Chris Malcolm, in response to the following comment by me:

I just can't understand how any "behavior" that consistently
achieves some result (escape) could be completely open loop (unless it were
always performed in the same environment, from the same orientation, with the
same motor charateristics, etc.). The achievment of consistent results
in a variable environment is control, by definition.

says:

This is a common misconception. It is possible for behaviour to be
adaptive in the sense of changing appropriately in response to the
environment without even involving any sensors, let alone controlled
variables. There are two ways it can be done. The first is to use
unstable motor behaviour where the environment selects the appropriate
behaviour.

That's one smart environment you got out there, Chris.
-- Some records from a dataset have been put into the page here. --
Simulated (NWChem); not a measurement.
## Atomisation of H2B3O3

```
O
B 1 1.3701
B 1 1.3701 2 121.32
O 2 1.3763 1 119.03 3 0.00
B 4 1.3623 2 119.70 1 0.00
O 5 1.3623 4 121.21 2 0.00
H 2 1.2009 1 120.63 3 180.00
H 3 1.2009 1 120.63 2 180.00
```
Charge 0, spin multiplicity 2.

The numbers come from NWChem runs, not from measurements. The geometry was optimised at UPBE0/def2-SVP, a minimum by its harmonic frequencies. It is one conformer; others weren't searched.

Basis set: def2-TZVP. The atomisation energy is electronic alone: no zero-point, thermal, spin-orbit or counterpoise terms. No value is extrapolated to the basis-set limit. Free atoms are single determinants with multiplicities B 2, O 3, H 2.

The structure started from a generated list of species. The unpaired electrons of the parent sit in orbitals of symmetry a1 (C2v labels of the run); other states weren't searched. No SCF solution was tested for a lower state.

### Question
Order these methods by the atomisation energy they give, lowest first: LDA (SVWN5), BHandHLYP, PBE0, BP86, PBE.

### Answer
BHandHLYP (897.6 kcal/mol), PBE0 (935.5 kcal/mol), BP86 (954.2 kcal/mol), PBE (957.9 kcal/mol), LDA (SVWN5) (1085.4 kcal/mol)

The second is where the appropriate behaviour concerns part
of the environment rather than the creature, e.g., putting something
into a hole. This can be done by using fixed predetermined behaviour on
the part of the creature to determine only part of the behaviour of the
item in question, and letting the local environment also affect it, with
the net result that fixed behaviour on the part of the creature results
in goal-seeking behaviour on the part of the item in question (the thing
which is being put in the hole, for example).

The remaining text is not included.